Euro area's first quarter growth figure has been upwardly revised on a seasonally adjusted basis mainly owing to surge in domestic demand, led by household consumption that remained major contributor to the area’s growth.

Real gross domestic product (seasonally adjusted) came in at 0.6 percent q/q and 1.7 percent y/y in the euro area, rising from 0.4 percent q/q previously, according to latest data released by the Eurostat. The highest rates of growth in core EA countries were recorded in Spain and Austria at 0.8 percent and Germany at 0.7 percent, while a negative rate of growth was registered in Greece at -0.5 percent.

Household final consumption expenditure rebounded to 0.6 percent q/q, almost double of what it was in the fourth quarter of 2015, which was led down by incidents as the Paris terrorist attack and mild weather. However, government consumption has grown at a robust rate as migrant-related expenditure, exerted upward pressure on total public spending increasing in Germany, Austria Italy, Spain and Portugal.

Further, net exports were again a drag on growth as imports halved their rate of growth to 0.7 percent on quarter from 1.4 percent q/q, while exports growth decelerated significantly to 0.4 percent q/q from 1.7 percent q/q in Q4 amid weak global demand and a stronger EUR.

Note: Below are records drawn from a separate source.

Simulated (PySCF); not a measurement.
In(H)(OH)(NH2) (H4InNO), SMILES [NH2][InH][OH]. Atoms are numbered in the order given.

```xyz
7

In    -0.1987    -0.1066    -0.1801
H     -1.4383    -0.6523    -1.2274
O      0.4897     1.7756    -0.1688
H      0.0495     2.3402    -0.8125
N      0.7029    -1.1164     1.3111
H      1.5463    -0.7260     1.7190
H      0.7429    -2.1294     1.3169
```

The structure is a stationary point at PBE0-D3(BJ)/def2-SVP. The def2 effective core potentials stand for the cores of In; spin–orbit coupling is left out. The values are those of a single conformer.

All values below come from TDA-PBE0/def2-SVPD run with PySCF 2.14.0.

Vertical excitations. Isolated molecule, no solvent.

Overall, full year real GDP growth is projected at ca. 1.6 percent in 2016 and ca. 1.7 percent in 2017, up from 1.5 percent in 2015, supported by robust private consumption growth, improving labor market conditions, and a  gradual pick-up in investment growth compared to past recoveries dampened by policy uncertainty, Eurobank reported.

The expected decline in real interest rates and higher profit margins should also have a positive impact. Domestic demand will also capitalize on some fiscal easing in the short to medium- term; while the ECB’s accommodative monetary policy stance will continue to be transmitted to the economy.